## Univariate Linear Regression¶

#### Learning Objectives¶

• (univariate) linear regression
• concepts of machine learning
• model
• learning with a training set
• cost function

### Problem Formulation¶

#### supervised learning (linear regression)¶

$m$-observations: {$x^{(i)}$} with target values {$y^{(i)} \in \mathbb R$}

• Goal: prediction of $y$ for a new $x$.

• Linear Model

• Linear equation (equation of a straight line): $$h_\Theta (x) = \theta_0 + \theta_1 x$$

Note: There are two parameters: $\theta_0,\theta_1$ (parametric model)

In [1]:
import numpy as np
import matplotlib.pyplot as plt
%matplotlib inline

In [2]:
###blood haemoglobin (Hb) levels and packed cell volumes (PCV) of 14 female blood bank donors
blood = np.array([
[15.5,0.450],
[13.6,0.420],
[13.5,0.440],
[13.0,0.395],
[13.3,0.395],
[12.4,0.370],
[11.1,0.390],
[13.1,0.400],
[16.1,0.445],
[16.4,0.470],
[13.4,0.390],
[13.2,0.400],
[14.3,0.420],
[16.1,0.450]])

x = blood[:,0]
y = blood[:,1]

from numpy import arange, array, ones, linalg
A = array([ x, ones(len(x))])

theta = linalg.lstsq(A.T,y)[0] # obtaining the parameters

line = theta[0]*x+theta[1] # regression line
#plt.plot(x,line,'r-',x,y,'o')


#### Example¶

In [3]:
plt.scatter(x,y, label="Experimental Values")
plt.xlabel("blood haemoglobin(Hb) levels / g/dL")
plt.ylabel("packed cell volumes (PCV) / ?")
plt.legend()
plt.show()


#### Idea¶

Find a line $h_{\Theta}(x)$ that goes "as near as possible" through the data.
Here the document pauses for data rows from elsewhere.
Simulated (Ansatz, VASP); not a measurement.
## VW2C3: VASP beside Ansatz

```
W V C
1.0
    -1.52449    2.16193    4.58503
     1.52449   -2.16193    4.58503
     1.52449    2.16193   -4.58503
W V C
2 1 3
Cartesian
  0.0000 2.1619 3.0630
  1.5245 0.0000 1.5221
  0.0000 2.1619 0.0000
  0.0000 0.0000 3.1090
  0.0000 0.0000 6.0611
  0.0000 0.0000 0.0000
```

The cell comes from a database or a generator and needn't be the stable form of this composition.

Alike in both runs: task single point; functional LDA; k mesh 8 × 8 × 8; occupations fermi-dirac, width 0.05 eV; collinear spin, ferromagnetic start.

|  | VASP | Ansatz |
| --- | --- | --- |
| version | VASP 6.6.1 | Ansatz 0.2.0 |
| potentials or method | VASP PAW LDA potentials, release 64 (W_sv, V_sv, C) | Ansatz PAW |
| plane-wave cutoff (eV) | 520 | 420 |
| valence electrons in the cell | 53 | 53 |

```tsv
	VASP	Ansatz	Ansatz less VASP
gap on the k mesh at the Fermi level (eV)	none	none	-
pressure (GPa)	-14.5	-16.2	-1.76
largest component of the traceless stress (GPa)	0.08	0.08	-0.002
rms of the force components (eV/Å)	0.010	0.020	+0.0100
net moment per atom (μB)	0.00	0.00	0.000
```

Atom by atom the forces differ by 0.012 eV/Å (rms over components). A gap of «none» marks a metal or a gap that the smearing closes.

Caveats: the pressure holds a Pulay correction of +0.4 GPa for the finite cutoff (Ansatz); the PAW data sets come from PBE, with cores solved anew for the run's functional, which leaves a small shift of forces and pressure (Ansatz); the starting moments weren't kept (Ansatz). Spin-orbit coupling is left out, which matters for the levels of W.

So we are looking for values of the parameters $\Theta = \{\theta_0, \theta_1\}$

A quantification for "as near as possible" is given later. Any ideas?

In [4]:
plt.scatter(x,y, label="Experimental Values")
plt.plot(x,line,'r-', label='Fit with $\Theta_0 =$' + str(round(theta[1], 3)) +
"  $\Theta_1 =$" + str(round(theta[0],4)) )
plt.xlabel("blood haemoglobin(Hb) levels / g/dL")
plt.ylabel("packed cell volumes (PCV)")
plt.legend()
plt.show()


### Training set¶

• $m$: number of training examples
• $x$: input variable
• $y$: output variable
• $(x^{(i)}, y^{(i)})$: $i$-th training example
$$\mathcal D_{train} = \{ (x^{(1)}, y^{(1)}), (x^{(2)}, y^{(2)}), \dots, (x^{(m)}, y^{(m)})\}$$

#### Example data set: Hg-PCV¶

haemoglobin level ($x$) packed cell volume ($y$)
15.5 0.450
13.6 0.420
13.5 0.440
13.0 0.395
$\dots$ $\dots$

#### Overview: Training Procedure¶

• Model: $h_\Theta (x) = \theta_0 + \theta_1 x$
• $h_\Theta(x)$ : hypothesis
• two parameters
• inference: estimating the model parameters $\bf \theta$ by learning from data
In [5]:
from IPython.display import Image
Image("../univariateLinearRegression/pics/trainings-procedure.png")

Out[5]:

#### Lineare regression with one variable (univariate linear regression)¶

Why the name Linear regression with one variable''?

• One variable: $x$
• Hypothesis - Model $h_\theta (x) = \theta_0 + \theta_1 x$
• Hypothesis is linear with respect to the parameters $\theta_0, \theta_1$.
• Prediction of a floating point number: Regression

• (Hypothesis is linear with respect to the variable $x$ - not the reason for linear regression)

Note:

Linear regression can be solved algebraically (with a pseudo inverse). This is not considered here.

### Cost function¶

Remember we are looking for a strait line that goes "as near as possible" through the data.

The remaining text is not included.